So let me start out by saying that I do not care for the city of Delhi. Maybe I am missing something about the city but I do not care for the awful air quality (the air quality is so bad it kills over a million people a year!), the loud traffic, the hoards of scammers, the nosey citizens who ask questions that are none of their business, the heat,etc. So pretty much the whole city. If you love Delhi, then great.
We got to our hotel at 6:30am after dealing with a horrible man in immigration. Several people told us to take a pre-paid taxi to our hotel so that we didn’t get scammed. The airports in India don’t allow people who don’t have a ticket to enter. So families, cabbies, etc. all wait right outside the doors for people. As soon as we stepped outside, it was like we had a huge X on our back. We were approached and tracked by several cabbies who wanted us to use their service. (The trick to dealing with these people is to not talk to them, don’t look at them – basically don’t acknowledge that they exist.)

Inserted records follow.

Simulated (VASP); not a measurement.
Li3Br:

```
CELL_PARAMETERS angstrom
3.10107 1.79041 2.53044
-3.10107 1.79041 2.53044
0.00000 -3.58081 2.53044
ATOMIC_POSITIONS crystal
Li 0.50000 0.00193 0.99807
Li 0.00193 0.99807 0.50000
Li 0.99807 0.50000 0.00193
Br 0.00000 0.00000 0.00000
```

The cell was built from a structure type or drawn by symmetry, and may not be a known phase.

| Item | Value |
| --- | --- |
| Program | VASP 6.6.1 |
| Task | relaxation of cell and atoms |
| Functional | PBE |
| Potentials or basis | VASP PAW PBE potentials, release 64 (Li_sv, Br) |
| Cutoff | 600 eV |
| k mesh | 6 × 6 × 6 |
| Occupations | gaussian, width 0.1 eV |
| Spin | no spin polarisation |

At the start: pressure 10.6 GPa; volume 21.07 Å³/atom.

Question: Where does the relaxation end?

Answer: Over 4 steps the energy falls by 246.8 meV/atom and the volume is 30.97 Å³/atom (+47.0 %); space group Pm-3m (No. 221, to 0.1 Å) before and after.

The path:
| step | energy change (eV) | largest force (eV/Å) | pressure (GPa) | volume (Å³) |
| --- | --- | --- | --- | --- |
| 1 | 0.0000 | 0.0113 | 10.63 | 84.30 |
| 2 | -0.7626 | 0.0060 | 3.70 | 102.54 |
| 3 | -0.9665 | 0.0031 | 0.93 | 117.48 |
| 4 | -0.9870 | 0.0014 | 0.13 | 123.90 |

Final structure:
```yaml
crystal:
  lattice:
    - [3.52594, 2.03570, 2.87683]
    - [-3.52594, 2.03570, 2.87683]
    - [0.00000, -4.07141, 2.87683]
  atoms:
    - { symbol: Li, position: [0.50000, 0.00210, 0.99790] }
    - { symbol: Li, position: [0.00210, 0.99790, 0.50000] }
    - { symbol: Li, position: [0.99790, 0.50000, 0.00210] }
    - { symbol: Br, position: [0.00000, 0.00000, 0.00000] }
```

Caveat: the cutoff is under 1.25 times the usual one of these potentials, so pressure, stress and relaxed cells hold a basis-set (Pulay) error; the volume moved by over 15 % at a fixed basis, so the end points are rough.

We finally got our taxi to our hotel and got the first glimpse of Delhi. It was C-R-A-Z-Y! Being a former British colony, drivers in India drive on the other side of the road. There are marked lanes on the roads but they are mostly ignored. Slower vehicles that rickshaws and tuk tuks drive closer to the left side of road to allow faster vehicles to pass. Basically everyone honks all the time and weaves in and out of traffic following way to close to the vehicle in front of them. No one gets angry or yells. They just blast their little horn constantly.
The hotel allowed us to check in early..like 4 hours early which was so awesome because we were so tired.
Andy and I took a shower and laid down for bit but we were too excited about exploring the city to sleep. The hotel gave us a cute little map of the area and we were off. Almost as soon as we hit the sidewalk, we were approached by tuk tuk drivers, pedestrians and cab drivers all wanting to take us some place. One of the big scams in Delhi is to take tourists to a ‘tourist office’. There they try to sell you packages for sightseeing usually with a private driver. Andy and I were taken to an office but didn’t purchase anything as we saw the scam right off.
After wondering around for awhile we did end up at Gurudwara Bangla Sahib Temple which is a famous Sikh temple. It was absolutely beautiful. The guy who watches your shoes (?) tried to scam us out of money as well telling us we owed him over one hundred rupees. We gave him ten rupees for trying. The guy off to the left in this photo, tried to trade Andy coins for paper money which is also a popular scam.
We ended up back at the hotel around 2pm IST and slept until 9pm at night. We decided to just sleep through the night. So the next morning we were starving! The hotel had a great little free breakfast where we met a cute server who was working at the hotel part-time and going to school part-time.
We left the hotel and found a weird little alley where they sold all sorts of street food and had a snake charmer. Andy took his picture without talking to him so we needed to pay him. I think it costed us about 500 rupees (about $8 American). It was worth it.
We ended up in a tuk tuk and went to purchase some native Indian clothes which are much cooler than the ones we brought. This was our strategy: bring one backpack a piece with minimal clothing and purchase everything else in India.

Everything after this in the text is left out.